Thursday, April 3, 2008

Venture Capital Not Insulated from Broader Market Turmoil

Investors opening up their 401K statements for the first quarter of 2008 will probably need a large supply of Pepto-Bismol to assuage their pain with the Dow Jones Industrials offer more than -500 points. A rally on the first day of the second quarter was quickly dispatched by Fed Chairman Ben Bernanke's sick April Fool's joke that the economy could very possibly contract in the first half of 2008 sending stocks tumbling.



While at first glance, the Venture Capital industry should be insulated from the broader market and economy, new data out from the National Venture Capital Association and Thomson Financial indicates that may not be the case.

Short Line @ Exit Sign

The NVCA provided data on Venture Backed Exits in the First Quarter of 2008. In short, this is a count and measure of the magnitude of liquidity events - Mergers & Acquisitions (M&A), Initial Public Offerings (IPO) - by companies that were previously financed through venture capital funds.

The number of M&A deals was down -31% to 56 deals, from the first quarter of 2007, and even more significantly when compared with the Q1 2006. The value of those deals was down -45% to $2.491 B.

Further, the data reveals that 38% of the M&A transactions valued the venture-backed startups at less than the initial VC investment.



Even starker is the IPO trend. In Q1 2006, Venture Backed companies accounted for 18 IPO's with a combined value of $2.2B, and an average of $121.7 million. In the first quarter of 2008, those numbers were 5 deals for $282 million, and an average deal of $56 million.

According to the Wall Street Journal & Dealogic (registration required):

There were fewer IPOs in the first three months of 2008 than in last year's first quarter in every major region of the world. Globally, the number of IPOs fell 60% to 100 deals and the amount raised slid 10% to $35.9 billion, according to data from Dealogic. In terms of the number of new offerings, it was the worst period world-wide since the third quarter of 2003, by Dealogic's count.

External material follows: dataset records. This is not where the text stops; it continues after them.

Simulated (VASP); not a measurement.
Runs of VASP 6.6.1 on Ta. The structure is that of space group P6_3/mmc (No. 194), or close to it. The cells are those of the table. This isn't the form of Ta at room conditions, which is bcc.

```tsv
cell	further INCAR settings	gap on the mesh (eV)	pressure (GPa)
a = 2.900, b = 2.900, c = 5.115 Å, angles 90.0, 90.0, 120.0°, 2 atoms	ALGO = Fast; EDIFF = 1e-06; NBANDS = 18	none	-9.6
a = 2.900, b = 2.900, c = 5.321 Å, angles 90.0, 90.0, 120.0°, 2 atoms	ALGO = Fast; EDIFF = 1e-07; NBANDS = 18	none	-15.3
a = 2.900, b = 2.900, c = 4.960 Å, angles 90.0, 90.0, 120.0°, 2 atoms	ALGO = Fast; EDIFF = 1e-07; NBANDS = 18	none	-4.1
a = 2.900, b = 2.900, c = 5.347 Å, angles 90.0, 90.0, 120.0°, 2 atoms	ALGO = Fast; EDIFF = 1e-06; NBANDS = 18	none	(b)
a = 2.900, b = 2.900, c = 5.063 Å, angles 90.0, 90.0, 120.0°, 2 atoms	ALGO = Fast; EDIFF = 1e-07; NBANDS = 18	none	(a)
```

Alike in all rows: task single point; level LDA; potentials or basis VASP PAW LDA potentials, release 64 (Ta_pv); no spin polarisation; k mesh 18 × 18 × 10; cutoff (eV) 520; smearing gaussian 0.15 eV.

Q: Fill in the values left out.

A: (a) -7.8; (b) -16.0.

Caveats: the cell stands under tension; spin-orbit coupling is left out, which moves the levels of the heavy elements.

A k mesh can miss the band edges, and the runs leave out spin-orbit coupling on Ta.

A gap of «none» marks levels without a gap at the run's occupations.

Now, the IPO market is typically very sensitive to the overall trend in the market, and venture capitalists, entrepreneurs and investment bankers alike will often postpone an initial public offering when the market is going through a correction. IPO's are meant to allow founders and VC's to take some money off the table as well as create a publicly valued currency that allows the company to engage in some of its own M&A activity. However, the magnitude of the slide is significant, and if you strip out the Visa IPO, everything looks a bit less rosy.



Plenty of $$$ for Now, Financing is NOT the End Game

While the exit picture isn't so rosy, plenty of money is still out there, particularly if you call yourself an Open Source technology company. Further, VC's are so desperate for deal flow that in some instances, they are willing to buy out the owners personal stakes according to the founder of thefunded.

It is important for entrepreneurs to manage their burn rates and work to produce revenues quickly, though, because this funding could easily dry up. Smaller deal size could be a leading indicator for a slowdown in the supply of funding, especially in light of falling confidence among VC's, according to Silicon Valley Venture Capitalist Confidence Index.